Tuesday, November 29, 2005

mind.

My psychology class isnt as intresting as i thought it would be.

psychology studies gave me an "magical" impression since i was just a kid. i always wanted to study psychology and be a psychologist. i want to be like some mind reading psycho freak who can really freak ppl out with the ability. like David Blaine.

now the dream seems to fade away because of what im experiencing here in my psychology class.

what i had in mind about psychology:
1. how to distinguish fake and genuine smile. (basic)
2. understand why teens like to watch the OC.
3. mind reading, like i can know someone is thinking of an ice cream or cake just by looking in their eyes. (higher level)
4. how to tell if someone is in love with you simply by observing their movement. (intermediate)
5. if u blink ur eye for more than 26 times in a minute, ure most probably telling a lie.

what i am studying in my psychology class now:
1. human body.
2. diffrent types of perception
3. function of the brain
4. endocrine system
5. major sense, eyesight, hearing, Gustation (taste) etc

i mean, this is kinda intresting, but its boring .(?) i understand it's a basic of studying human being, like if u wanna go diving , first u have to know how to wear all those equipment rite?. and too bad, i got hard time wearing those equiptment. maybe i'll die in the suit even before i got into the water.

* * *
if only i can read your mind,
i wouldnt have to wonder if ure thinking of me, or not.
if only i can read your mind,
u wouldnt have to cry alone in the night. heart broken.
_
_
no..
even if i can read your mind
but i cant win back ur soul. uve given it to him.
even if i can read ur mind
can i ever accept the fact that u never loved me?
even if i can read ur mind
will i ever know where your heart wants to go?
_
_
i'd rather let u read mine
so that u'll see what's inside.
_
_
-mind is just a portion of you.
it's not everything.-
November 30 2005

Monday, November 28, 2005

time;date.

I realize this blog cannot automatically record the date of posting, we have to type the date out manually.
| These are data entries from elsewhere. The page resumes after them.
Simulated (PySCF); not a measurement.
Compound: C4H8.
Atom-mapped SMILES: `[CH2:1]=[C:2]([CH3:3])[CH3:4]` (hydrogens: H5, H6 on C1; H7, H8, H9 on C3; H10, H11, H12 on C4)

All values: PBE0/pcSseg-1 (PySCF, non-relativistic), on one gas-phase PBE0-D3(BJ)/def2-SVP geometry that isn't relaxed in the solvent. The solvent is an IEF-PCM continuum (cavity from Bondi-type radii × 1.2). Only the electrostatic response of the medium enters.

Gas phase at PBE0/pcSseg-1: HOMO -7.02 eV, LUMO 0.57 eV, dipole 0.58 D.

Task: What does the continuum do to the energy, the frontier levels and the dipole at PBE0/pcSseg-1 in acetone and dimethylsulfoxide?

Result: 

date is important, althought me myself cannot remember the birth date of my own parents till i was aged 19 (opps no, i think ive forgotten my mommy's). but i remember some of my friends'. i remember i wrote my first love letter on the 26th of november, 2002,10.15pm and my first song on the 22nd of october, 2003(time not stated). i remember my birthdate is on the 8th of june, 1986.

we can remember because we recorded it down. not because we remembered.

so now on, i'll put dates in my posts. each blog might be insignificant but i'd like to see dates with them. it's another way to remind myself how fast time is slipping away. like the flow of water in the river.

Ive been reading bout the philosophy of time this weekend.
here. u might feel bored or wont even bother with all the complicated and complex explaination about the word TIME but it's really intresting overall. that's when i know the fact that time travelling is actually possible!(nothing is impossible, 5000 years ago human thought it's impossible to solve 6+5 only using ur fingers) .but i think by the time human could actually create a timemachine like Dr. Emmit Brown do in the movie "Back to the Future 1 2 3 4", my great grand children would have already been dead that time.

*( a survey: wat would girl do if they can turn back time?
ans : choose to be single)
just a small survey from a fren of mine, maybe she's just too free =P so what do u think?


anyway..


i'll never say something like "if only i can turn back time".
If time can be turned back, every moment now wouldnt be so precious.




...

p/s : approximately a hundred and forty five seconds slipped away while ure reading this.




Monday November28 2005

Saturday, November 26, 2005

nothing special.

blogging is like talking to the wall, with listeners behind it.

wait, im not a superstar or any popular kid in the town, who the heck cares if i ate pasta today or late for a meeting or use darlie to brush my teeth?
but still, peoples blog. they got the desire like anyone else do, they wants to be heard.

well,u placed it there, and now it's their problem whether they wanna read it or not. u dont know whether there's anyone or someone u dont know at all is reading ur blog, tat's y i say listeners are always behind the wall. and till then, u continue talking, and hopefully, you'd be heard like u wanted to be.

-it's just another normal day in my life, nothing special happened that is happening enough to be mention here. tat's when i think, "what if i didnt do anyhting in a long whole day?" like being shackled on my bed and i couldnt do anything for that particular long whole day.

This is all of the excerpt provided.